ABIDJAN, Ivory Coast -- France sent reinforcements and helicopters to the Ivory Coast on Sunday to protect Westerners in the former French colony after a coup attempt threatened to split apart West Africa's one-time economic power house.
While the government readied a counterattack against rebels behind the country's bloodiest military uprising, thousands of people in Bouake, a central city controlled by coup forces, marched to declare their allegiance to the insurgents.
Shooting was heard late Sunday in Bouake, but whether it signaled the start of a government assault on the rebels was uncertain. The government said the uprising has left at least 270 dead, including a Cabinet minister and a former military ruler.
Since Ivory Coast's first coup shattered the peace in 1999, ethnic, political and religious tensions have regularly exploded between the mainly Christian south and west and Muslim northerners. Hundreds have died, even before the latest outbreak of violence.

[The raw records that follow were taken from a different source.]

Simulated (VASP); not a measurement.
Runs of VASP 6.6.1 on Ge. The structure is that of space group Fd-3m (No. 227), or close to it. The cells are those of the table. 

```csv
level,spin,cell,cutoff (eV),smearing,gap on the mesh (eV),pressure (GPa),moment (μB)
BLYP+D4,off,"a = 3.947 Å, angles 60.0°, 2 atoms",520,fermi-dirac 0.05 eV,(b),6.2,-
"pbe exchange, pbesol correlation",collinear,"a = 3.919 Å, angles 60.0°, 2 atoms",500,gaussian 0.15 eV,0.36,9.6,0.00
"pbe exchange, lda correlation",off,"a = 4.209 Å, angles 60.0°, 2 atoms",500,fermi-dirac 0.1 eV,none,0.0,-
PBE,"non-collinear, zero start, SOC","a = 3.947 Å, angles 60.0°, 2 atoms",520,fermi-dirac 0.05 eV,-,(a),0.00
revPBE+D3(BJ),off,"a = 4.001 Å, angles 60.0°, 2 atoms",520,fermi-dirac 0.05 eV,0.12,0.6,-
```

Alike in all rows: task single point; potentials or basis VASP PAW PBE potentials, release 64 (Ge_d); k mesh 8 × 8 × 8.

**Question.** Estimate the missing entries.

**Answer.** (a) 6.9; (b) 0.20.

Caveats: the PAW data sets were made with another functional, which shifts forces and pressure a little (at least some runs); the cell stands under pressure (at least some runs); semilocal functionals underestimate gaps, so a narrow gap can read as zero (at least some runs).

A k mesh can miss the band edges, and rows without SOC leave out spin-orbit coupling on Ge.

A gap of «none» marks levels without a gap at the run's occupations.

Rifts have also widened in the country's security branches since the coup, often along political, ethnic or regional lines. That apparently led to the recent army purge.
Simmering tensions have regularly exploded between President Laurent Gbagbo, who draws his support from the mainly Christian south and west, and backers of opposition leader Alassane Dramane Ouattara in the predominantly Muslim north. Hundreds have been killed in three previous years of street battles.
'Armed to the teeth'
After Thursday's coup attempt, rebels still control the northern opposition stronghold of Korhogo and the central town of Boauke, 220 miles north of Abidjan.
"We are armed to the teeth, and there is no going back," said a rebel commander with the nom de guerre Samsara 110. He spoke from Korhogo, a rebel stronghold in the predominantly Muslim north.
In Bouake, Ivory Coast's second-largest city, residents cheered rebels who geared for battle against government troops. Gbagbo's government has pledged an imminent offensive to drive out the insurgents and retake the north.
French transport helicopters and a reported 100 extra French troops landed in Abidjan, the commercial capital, in the early hours Sunday to reinforce approximately 600 troops already based there. Ivory Coast was a French colony until 1960.
France said it deployed the troops to protect the nation's 20,000 French citizens and other westerners. The French Embassy said it could evacuate citizens from Bouake if necessary.
Thursday's failed coup was launched by insurgents who apparently included a core group of 700-800 ex-soldiers angry over their recent purge from the army for suspected disloyalty.
Among those killed in the uprising was the Ivory Coast's former military ruler, Gen. Robert Guei. The government said Guei sparked the new coup attempt, a contention increasingly challenged by diplomats and the rebels.
Defeated in Abidjan and two other cities, coup forces have dug in the north, the base of support for opposition leader Alassane Dramane Ouattara.
Ghana's foreign minister and officials from Nigeria and Togo headed to Ivory Coast on a peace mission to Ivory Coast. West African leaders fear the fighting will undermine efforts toward regional development.
"Since Gbagbo came to power, he has been killing our families. We are fed up with him," one young man said in Bouake, bellowing as crowds cheering the rebels chanted and whistled around him.
In Paris, Gbagbo spokesman Toussaint Alain blamed the uprising on other countries. The accusation was widely believed aimed at the Muslim nation of Burkina Faso, on Ivory Coast's northern border.
Alain called the insurgents "pseudo-rebels" and "dogs of war, mercenaries ... paid by foreigners."
The presidential spokesman said the government had proof that the rebels were using "foreign equipment" and receiving supplies by air. He said they were supported by "hooligan states who want to play policeman while they are unable to install a democratic regime."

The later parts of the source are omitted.